Another side of the Church Universal and Militant is shown in a small exhibit opening this weekend in the de Young Museum.
Against centuries of history when the intersection of Rome and native cultures invariably resulted in diminishing or eradicating what the Vatican considered pagan or non-Christian, "Objects of Belief from the Vatican" seems to cherish the vanquished.
Only two of the 39 items on exhibit show Christian influence; the others from the Vatican Museums represent indigenous cultures.
They include a 15th century sculpture of the Aztec god Quetzalcoatl and Tairona masks and shrine carvings, from Columbia, presented to Pope Innocent XII in 1692. (The Tairona, at first tolerated in spite of their acceptance of divorce and homosexuality, were annihilated by the Conquistadores in response to their rebellion in 1599.)
The Quetzalcoatl figure is seen in a serendipitous coincidence with today's Lunar New Year and the Year of the Snake: the red stone carving of the god's animal form is called "Feathered Serpent." The artist rendered the typical parts of the coatl, or snake, with great realism: the head with small round eyes and dilated nostrils, the mouth with a forked tongue, the tail with a rattle at its end. The feathers of the tropical quetzal (strikingly colored birds in the trogon family) replace the serpent's scales.
A native god image from Mangareva Island, presented to Pope Gregory XVI in 1837, is labelled as obtained by "the first Catholic missionary on the island representing the far reaches of the Sacred Congregation de Propaganda Fide" (charged with the spread of Catholicism and the regulation of ecclesiastical affairs in non-Catholic countries.

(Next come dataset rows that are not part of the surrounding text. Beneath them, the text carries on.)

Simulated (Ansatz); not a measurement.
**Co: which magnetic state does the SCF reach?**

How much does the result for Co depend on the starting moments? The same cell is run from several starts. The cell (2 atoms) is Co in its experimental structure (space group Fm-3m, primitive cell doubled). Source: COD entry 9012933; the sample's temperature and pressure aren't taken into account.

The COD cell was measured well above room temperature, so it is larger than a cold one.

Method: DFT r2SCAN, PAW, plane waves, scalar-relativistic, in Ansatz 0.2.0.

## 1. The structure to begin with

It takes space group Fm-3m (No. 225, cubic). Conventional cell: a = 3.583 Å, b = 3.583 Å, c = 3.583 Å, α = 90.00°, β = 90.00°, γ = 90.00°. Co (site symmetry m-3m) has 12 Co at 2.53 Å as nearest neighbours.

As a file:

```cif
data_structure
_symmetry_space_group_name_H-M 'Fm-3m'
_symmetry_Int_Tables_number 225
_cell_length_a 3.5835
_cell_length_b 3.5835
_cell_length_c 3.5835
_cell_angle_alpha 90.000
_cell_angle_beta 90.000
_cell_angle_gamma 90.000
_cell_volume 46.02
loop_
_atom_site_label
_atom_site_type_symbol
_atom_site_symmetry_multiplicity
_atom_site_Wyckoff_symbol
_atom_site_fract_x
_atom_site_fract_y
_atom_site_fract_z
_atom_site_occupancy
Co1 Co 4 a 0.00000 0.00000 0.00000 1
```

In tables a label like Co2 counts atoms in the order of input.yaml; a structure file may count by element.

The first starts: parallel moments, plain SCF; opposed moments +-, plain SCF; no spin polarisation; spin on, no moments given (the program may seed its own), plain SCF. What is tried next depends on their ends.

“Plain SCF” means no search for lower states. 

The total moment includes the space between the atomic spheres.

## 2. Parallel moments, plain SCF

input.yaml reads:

A wooden figure of a divinity standing with its arms upraised is carved with adornments including a headdress, a neck ornament, and armbands. Peruvian missionary Father Francisco Romero presented the figure along with two masks and two zoomorphic supports to Pope Innocent XII in 1692.
These were among the founding objects of the Vatican’s ethnological collections and became part of the collection of Cardinal Stefano Borgia (1731–1804). In 1693 Father Romero published "Llanto sagrado de la América meridional," a book that detailed his destruction of sacred spaces of the "Aruacos Nation Indians who live in the mountains of Santa Martha" in present-day Colombia.
One among the Vatican's numerous art collections, the Ethnological Museum today is home to more than 80,000 artistic achievements of indigenous cultures from Asia, Oceania, Africa, and the Americas. Since 2009, works from the collection have been reconnected with their places of origin and descendant communities for the purposes of contemporary interpretation.
The show's purpose is "to illuminate diverse religious beliefs and practices through works that function as materializations of spirituality and embodied images, demonstrating the influence of spirituality on artistic practice."
De Young has been intensively cultivating display and interpretation of objects from Africa, Oceania, and the Americas - more than half of the museum’s gallery space is dedicated to these arts. "Objects of Belief" is located in the Upper Gallery's New Guinea-Africa-Oceania section.